The Web platform has a number of existing APIs useful for implementing a custom IME in JavaScript. For example, the Web Storage API can store an IME dictionary, and the WebSocket and XMLHttpRequest APIs allow sending a server request that performs a lookup in an IME dictionary, and so on. In fact, Web-application developers are already developing and deploying JavaScript-based IMEs that use these APIs. However, it is currently difficult to make those JavaScript-based IMEs work on all user agents, because they often rely on APIs specific to the hosting user agent, such as browser extension APIs.

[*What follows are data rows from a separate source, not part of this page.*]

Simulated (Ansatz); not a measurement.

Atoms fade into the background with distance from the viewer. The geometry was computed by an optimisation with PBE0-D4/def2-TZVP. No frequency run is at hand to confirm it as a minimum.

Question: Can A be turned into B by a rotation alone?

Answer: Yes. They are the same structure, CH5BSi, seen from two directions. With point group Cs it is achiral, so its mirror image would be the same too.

To solve these IME-related problems, this specification introduces an IME API that allows Web applications to read and write composition data made available by user agents. Moreover, this specification introduces interfaces for compositions, so Web applications can read detailed composition data and update it. A Composition object provides a reference to an ongoing IME composition, so Web applications can retrieve the composition text and attributes.

The use of those APIs allows Web applications the ability to set the position of a composition window and to retrieve the text and attributes of the ongoing composition.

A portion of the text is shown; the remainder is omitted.